(no subject)

Jun 10, 2006 15:04

Got a customer story for y'all.

Yesterday a well-dressed fiftyish businessman type came in.* The following account is not exaggerated in any way.

Man: I'm looking to buy a gift for someone, something to make her livingroom smell nice, that kind of thing.
Me: Well, we have these scented oils and oil diffusers...
Man: No, no oils.
Me: We also have scented candles...
Man: I don't want to give her candles.
Me: Well then, there's always incense.
Man: Where's the incense?
[He is standing right in front of a large display of incense, staring at it.]
Me: It's, ah, right there.
Man: So what are these?
Me: That's cone incense.
Man: What's cone incense?
Me: Well, it's...it's incense in the shape of a...cone.
[Man looks baffled. So I open a box and show him.]
Me: And see? These packs include a little ceramic dish for you to burn the incense in.
Man: So -- you grow the incense in the dish?
[??!?!! grow?]
Me: No, you -- you burn the incense in the dish.
Man: How does that work?
Me: You light the tip of the cone, and blow out the flame, and the ember glows and gives off smoke.
Man: Are there instructions on the box?
Me: I don't think so.**
Man: Well, I don't know about this. How is she supposed to know what to do?
Me: Well, you can always just...tell her.
Man: No, I don't want to do that.
[??!?!!]
Man: So what's this?
Me: That's wand incense.
Man: What's that?
Me: It's incense in the shape of a wand. Well, it looks like this [opening box], these long sticks or wands of incense, and you burn it the same way, lighting the tip and then blowing out the flame.
Man: Do I burn it in that same dish?
Me: Actually, with this kind, you have to stick it up your butt. Noooo, it wouldn't really work, there's nowhere to put it... you burn it in a long incense burner, like these.
[He seems baffled until I demonstrate by inserting a stick.]
Me: And then as it burns, see? The ashes fall down onto here.
[Feeling like I'm explaining to a rather slow four-year-old]
Man: So which fragrance is the best one?
Me: Well, everyone has different favorites, it depends on what scents the person prefers--
Man: What's a popular scent for women?
Me: Again, it varies a lot, but florals might be good, like jasmine or rose.
Man: I'll take rose. I want the cones. And this card, too.
Me: Okay. That's $5.45, for a total of $5.80 with tax.
Man: Can you gift wrap this?
[Yes, he wants the whopping $2.95 box of incense gift-wrapped.]
Me: We don't offer gift wrap, but our bags are pretty and I can give you some tissue paper.
Man: That's fine. Make sure there aren't any prices on anything.
[Because you'll look like such a BIG SPENDER without them, my man, you and your solitary wee box of incense.]
Man: Oh, can she return this if she doesn't like it?
Me: Yes. Now for the love of Zod, get out of my store.

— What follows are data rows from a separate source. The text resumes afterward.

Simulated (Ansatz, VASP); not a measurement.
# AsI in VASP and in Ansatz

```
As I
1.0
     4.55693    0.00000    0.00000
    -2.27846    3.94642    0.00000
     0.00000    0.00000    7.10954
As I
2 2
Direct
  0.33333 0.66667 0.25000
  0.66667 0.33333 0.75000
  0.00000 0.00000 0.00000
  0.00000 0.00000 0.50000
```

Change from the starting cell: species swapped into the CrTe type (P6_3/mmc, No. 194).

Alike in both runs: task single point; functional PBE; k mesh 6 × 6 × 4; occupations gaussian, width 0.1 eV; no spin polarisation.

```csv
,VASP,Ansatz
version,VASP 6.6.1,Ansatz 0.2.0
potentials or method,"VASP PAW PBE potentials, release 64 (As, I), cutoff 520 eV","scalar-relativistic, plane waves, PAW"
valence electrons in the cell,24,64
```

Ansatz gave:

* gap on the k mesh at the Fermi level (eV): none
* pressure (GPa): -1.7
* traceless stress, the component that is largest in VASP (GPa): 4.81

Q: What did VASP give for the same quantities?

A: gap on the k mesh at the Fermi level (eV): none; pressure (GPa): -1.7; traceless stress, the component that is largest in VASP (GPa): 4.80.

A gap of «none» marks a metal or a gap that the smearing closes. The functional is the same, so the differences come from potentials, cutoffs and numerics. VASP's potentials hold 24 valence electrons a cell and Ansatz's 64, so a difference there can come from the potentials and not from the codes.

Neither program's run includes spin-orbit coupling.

_______________________________________________________________

*This man would've been a teenager in the late 60s. Yet somehow the entire incense experience passed him by.

**I've been amazed by how many people have said, "I burned up all my incense before a friend told me you're supposed to blow out the flame, so I'm getting some more and trying again."